Code for Instant Neural Graphics Primitives with a Multiresolution Hash Encoding

Implementation in 100 lines of Python · Instant Neural Graphics Primitives with a Multiresolution Hash Encoding
View on GitHub →
Abstract (original paper)

Neural graphics primitives, parameterized by fully connected neural networks, can be costly to train and evaluate. We reduce this cost with a versatile new input encoding that permits the use of a smaller network without sacrificing quality, thus significantly reducing the number of floating point and memory access operations: a small neural network is augmented by a multiresolution hash table of trainable feature vectors whose values are optimized through stochastic gradient descent. The multiresolution structure allows the network to disambiguate hash collisions, making for a simple architecture that is trivial to parallelize on modern GPUs. We leverage this parallelism by implementing the whole system using fully-fused CUDA kernels with a focus on minimizing wasted bandwidth and compute operations. We achieve a combined speedup of several orders of magnitude, enabling training of high-quality neural graphics primitives in a matter of seconds, and rendering in tens of milliseconds at a resolution of ${1920\! imes\!1080}$.

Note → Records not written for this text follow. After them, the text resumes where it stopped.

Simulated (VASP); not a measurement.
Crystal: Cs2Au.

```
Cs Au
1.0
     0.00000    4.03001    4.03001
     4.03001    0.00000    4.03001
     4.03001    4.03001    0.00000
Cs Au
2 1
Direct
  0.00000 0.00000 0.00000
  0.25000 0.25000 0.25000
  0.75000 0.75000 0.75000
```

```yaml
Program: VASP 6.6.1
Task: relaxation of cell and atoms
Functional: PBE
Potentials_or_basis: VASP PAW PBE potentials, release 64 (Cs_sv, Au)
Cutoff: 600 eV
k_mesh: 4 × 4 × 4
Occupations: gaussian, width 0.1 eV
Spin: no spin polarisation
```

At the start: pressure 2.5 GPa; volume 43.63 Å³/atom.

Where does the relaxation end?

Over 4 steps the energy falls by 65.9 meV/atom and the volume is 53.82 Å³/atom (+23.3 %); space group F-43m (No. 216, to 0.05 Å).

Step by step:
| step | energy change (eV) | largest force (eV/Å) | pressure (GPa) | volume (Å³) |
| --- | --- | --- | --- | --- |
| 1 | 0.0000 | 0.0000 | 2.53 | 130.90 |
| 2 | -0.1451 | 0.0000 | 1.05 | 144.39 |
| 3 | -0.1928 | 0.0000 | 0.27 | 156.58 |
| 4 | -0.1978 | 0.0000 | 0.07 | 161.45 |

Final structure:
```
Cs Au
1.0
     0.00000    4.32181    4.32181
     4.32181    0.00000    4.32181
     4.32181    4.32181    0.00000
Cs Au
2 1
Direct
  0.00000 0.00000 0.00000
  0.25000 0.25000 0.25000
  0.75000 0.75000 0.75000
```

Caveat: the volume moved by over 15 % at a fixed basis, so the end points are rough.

Source: Instant Neural Graphics Primitives with a Multiresolution Hash Encoding (2022-01-16). See: paper link.

Code

Instant Neural Graphics Primitives with a Multiresolution Hash Encoding in 100 lines (Python)

import torch
import numpy as np
from tqdm import tqdm
import torch.nn as nn
from torch.utils.data import DataLoader
from PIL import Image

@torch.no_grad()
def test(hn, hf, dataset, img_index, chunk_size=20, nb_bins=192, H=400, W=400):
    ray_origins = dataset[img_index * H * W: (img_index + 1) * H * W, :3]
    ray_directions = dataset[img_index * H * W: (img_index + 1) * H * W, 3:6]

    px_values = []   # list of regenerated pixel values
    for i in range(int(np.ceil(H / chunk_size))):   # iterate over chunks
        ray_origins_ = ray_origins[i * W * chunk_size: (i + 1) * W * chunk_size].to(device)
        ray_directions_ = ray_directions[i * W * chunk_size: (i + 1) * W * chunk_size].to(device)
        px_values.append(render_rays(model, ray_origins_, ray_directions_,
                                     hn=hn, hf=hf, nb_bins=nb_bins))
    img = torch.cat(px_values).data.cpu().numpy().reshape(H, W, 3)
    img = (img.clip(0, 1)*255.).astype(np.uint8)
    img = Image.fromarray(img)
    img.save(f'novel_views/img_{img_index}.png')

class NGP(torch.nn.Module):

    def __init__(self, T, Nl, L, device, aabb_scale, F=2):
        super(NGP, self).__init__()
        self.T = T
        self.Nl = Nl
        self.F = F
        self.L = L  # For encoding directions
        self.aabb_scale = aabb_scale
        self.lookup_tables = torch.nn.ParameterDict(
            {str(i): torch.nn.Parameter((torch.rand(
                (T, 2), device=device) * 2 - 1) * 1e-4) for i in range(len(Nl))})
        self.pi1, self.pi2, self.pi3 = 1, 2_654_435_761, 805_459_861
        self.density_MLP = nn.Sequential(nn.Linear(self.F * len(Nl), 64),
                                         nn.ReLU(), nn.Linear(64, 16)).to(device)
        self.color_MLP = nn.Sequential(nn.Linear(27 + 16, 64), nn.ReLU(),
                                       nn.Linear(64, 64), nn.ReLU(),
                                       nn.Linear(64, 3), nn.Sigmoid()).to(device)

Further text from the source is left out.